Nigeria on Volga 48


I was struck during the Great Hispano-German Cucumber Scare to learn from the BBC that Russia had banned EU vegetables, and this was difficult as Russia imported 40% of its vegetables from the EU. I suspect that figure excludes Russian vegetables grown and consumed in the informal rural sector, but it is nonetheless astonishing that Russia, which has a greater area of unforested potential arable land per head of population than any other major state, is highly dependent on vegetable imports.

A small fact indicative of a huge malaise. As China and Russia hold a key summit today, China is heading for global economic supremacy, probably within my lifetime (though US resilience should not be ignored, and the process will be slower than many think). Russia, by contrast, slips further and further down the league table of global influence. We can predict future importance for China, India and Brazil. Europe faces genteel relative decline.

But Russia faces renewed absolute decline. It is a third world economy, configured around exports of raw commodities, exactly as African countries are. Because commodity, and especially energy, prices are high and likely to remain so, there is a superficial aura of wealth. But because these commodities are exported virtually unprocessed, the employment effects, and thus the distribution of wealth inside the economy, are extremely limited. Russia has oligarchs involved in energy and mineral export. They are unimaginably wealthy. It has a technocratic and labouring class employed in these industries. They are doing well. It has senior officials corruptly gaining from the state interaction with these commodity producers, either through regulation or ownership. They are doing very nicely. It has a limited service economy catering for the above groups.

All of this is the active economy. It just does not spread far enough into Russian society to carry it along. Russia is looking more and more like Nigeria, with a tiny elite, few technocrats, a corrupt officialdom and a few people servicing them, all doing OK, while ordinary people live in squalor.
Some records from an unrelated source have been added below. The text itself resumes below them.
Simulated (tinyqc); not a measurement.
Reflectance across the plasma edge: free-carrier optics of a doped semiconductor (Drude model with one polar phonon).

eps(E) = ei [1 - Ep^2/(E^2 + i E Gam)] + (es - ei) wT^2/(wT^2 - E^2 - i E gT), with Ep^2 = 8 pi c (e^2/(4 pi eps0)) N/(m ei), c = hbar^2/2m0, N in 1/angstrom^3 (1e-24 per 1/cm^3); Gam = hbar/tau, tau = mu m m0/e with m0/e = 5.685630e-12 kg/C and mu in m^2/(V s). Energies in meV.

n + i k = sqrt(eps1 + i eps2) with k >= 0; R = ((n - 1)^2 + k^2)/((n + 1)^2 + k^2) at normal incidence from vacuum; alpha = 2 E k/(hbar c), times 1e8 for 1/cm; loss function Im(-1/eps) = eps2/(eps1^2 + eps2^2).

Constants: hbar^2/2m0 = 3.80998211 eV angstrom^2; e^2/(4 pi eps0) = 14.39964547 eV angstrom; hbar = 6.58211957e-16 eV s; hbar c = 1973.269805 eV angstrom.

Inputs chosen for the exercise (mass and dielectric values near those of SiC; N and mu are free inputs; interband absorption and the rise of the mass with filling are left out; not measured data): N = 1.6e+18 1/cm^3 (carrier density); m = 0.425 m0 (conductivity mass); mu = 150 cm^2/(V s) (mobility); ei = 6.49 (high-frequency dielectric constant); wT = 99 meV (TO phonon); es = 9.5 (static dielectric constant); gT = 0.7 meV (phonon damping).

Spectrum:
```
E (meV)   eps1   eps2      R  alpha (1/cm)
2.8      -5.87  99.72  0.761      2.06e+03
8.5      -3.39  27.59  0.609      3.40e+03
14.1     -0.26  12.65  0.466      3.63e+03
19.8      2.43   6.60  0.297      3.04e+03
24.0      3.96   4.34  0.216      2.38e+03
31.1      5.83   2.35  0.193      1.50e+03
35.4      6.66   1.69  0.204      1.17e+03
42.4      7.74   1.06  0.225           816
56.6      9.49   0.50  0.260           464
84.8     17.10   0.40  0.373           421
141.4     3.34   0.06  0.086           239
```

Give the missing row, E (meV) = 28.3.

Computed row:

Like Nigeria, Russia does not make anything. When did anyone reading this last buy a Russian manufactured good? The Soviet system collapsed in large part because it could not provide consumer goods to a population that wanted them. Like Nigeria, Russia makes very little indeed – less than in Soviet times. Russian manufacturing industry as a whole has still not recovered to Soviet levels of production. I am willing to doubt it ever will. Russia just exports commodities and sucks in manufactures – disproportionately for the luxury end of the market, reflecting its crazy wealth distribution. Exactly like Nigeria, in fact.

Of course, government extracts some tax from the commodity industries and puts it into social benefits and funds the bewildered and status diminished professionals in education, healthcare etc. But the government’s tax revenue is exceeded by capital flight, as the oligarchs simply export the mega profits from commodities into numbered bank accounts abroad. No oligarch has ever thought “Wow I made billions from aluminium or gas, now I will invest it in manufacturing expresso machines and cyclone vacuum cleaners in Russia.” They think “Which way is Switzerland? Where do I buy Highbury?”

Foreign Direct Investment into manufacture in Russia is negligible for a country of its size, because there is absolutely no guarantee of a fair rule of law, of redress against a government or that some oligarch will not covet your factory, or local big man decide to shake you down. Democracy has vanished as Putin has made it impossible for opposition groups to operate and tightened his grip on the media. The killing of independent journalists and investigators has become routine. The situation both on human rights and judicial independence is actually worse than Nigeria.

Russia is not a great power in decline. It is a third world country in decline.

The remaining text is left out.